Yesterday I had friends over and we made almost 70 more bars of soap! I don’t know if I will need to make soap again for a while now and it kind of makes me sad… :o( We even had fresh goat’s milk to try a milk soap recipe! It turned out so nice that I am really excited to try it with canned coconut milk next! But I think it will need to wait for at least a little while.
I have to confess that for a long time I was afraid our little batch of milk soap was going to be a complete and utter disaster! You should have seen it… but it pulled through and turned out just lovely! It even has a bit of a swirled or marbled look to it.
The recipe is from Soap Making Essentials but I did a bit of modifications and substitutions and my method is a bit different, too. If you want to stick with the original, go HERE.
I wouldn’t recommend this if you are a novice. You need to be familiar with the steps and how your finished product should look before tackling this one. I wish I had taken pictures of all the stages, but I honestly didn’t think it was going to work.
But here is my version:
*The recipe is easier to measure if you use grams. So this recipe is in grams, except for the lye. Sorry to make it so confusing, but it really is easier this way. But watch out! Grams are really tiny!!! ;o)
270 grams coconut oil
315 grams olive oil
45 grams castor oil
180 grams palm oil or lard
90 grams shea or cocoa butter
215 grams distilled water
100 grams fresh goat milk
4.5 ounces lye
Follow my basic crock pot directions with pictures HERE.

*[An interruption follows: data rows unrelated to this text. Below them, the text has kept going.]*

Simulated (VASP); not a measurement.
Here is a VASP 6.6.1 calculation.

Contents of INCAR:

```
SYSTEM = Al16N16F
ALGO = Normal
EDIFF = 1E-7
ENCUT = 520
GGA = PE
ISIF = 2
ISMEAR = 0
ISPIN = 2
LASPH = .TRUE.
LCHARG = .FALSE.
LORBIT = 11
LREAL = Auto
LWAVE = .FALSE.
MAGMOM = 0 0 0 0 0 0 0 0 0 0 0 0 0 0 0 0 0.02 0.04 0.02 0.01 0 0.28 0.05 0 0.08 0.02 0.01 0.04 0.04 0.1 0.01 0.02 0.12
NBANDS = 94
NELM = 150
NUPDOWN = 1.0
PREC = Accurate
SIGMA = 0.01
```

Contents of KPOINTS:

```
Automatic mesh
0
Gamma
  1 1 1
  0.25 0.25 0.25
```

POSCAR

First melt all of your oils in your crock pot on high heat.
Stir your lye into the distilled water until dissolved.
Carefully pour into the hot oils in crock pot.
Mix with stick blender (keep in touching the bottom to prevent splattering) until it reaches a light trace. It will just barely hold a line behind the blender.
Slowly mix in the goat milk.
This is where it may get kind of funky.
It will go through all kinds of stages that may not seem normal. Ours was VERY separated and thin almost the entire time. Just keep it covered while cooking and be sure to check it and stir it every so often. Don’t worry, it will get done eventually. Ours cooked about an hour before it was done!
When it starts to look thick and dry (not oily), take out a small amount and place it on a plate to cool. If it becomes hard and soapy as it cools (much like wax does), it is ready for the tongue test.
Place the small piece of soap lightly on the side of your tongue. If it zings (like licking a 9-volt), it is not ready. If you don’t feel any zing, pour it into your parchment-lined mold.
Let cool and cut into bars. Cure in the air for at least two weeks before using. The longer it cures the longer it lasts!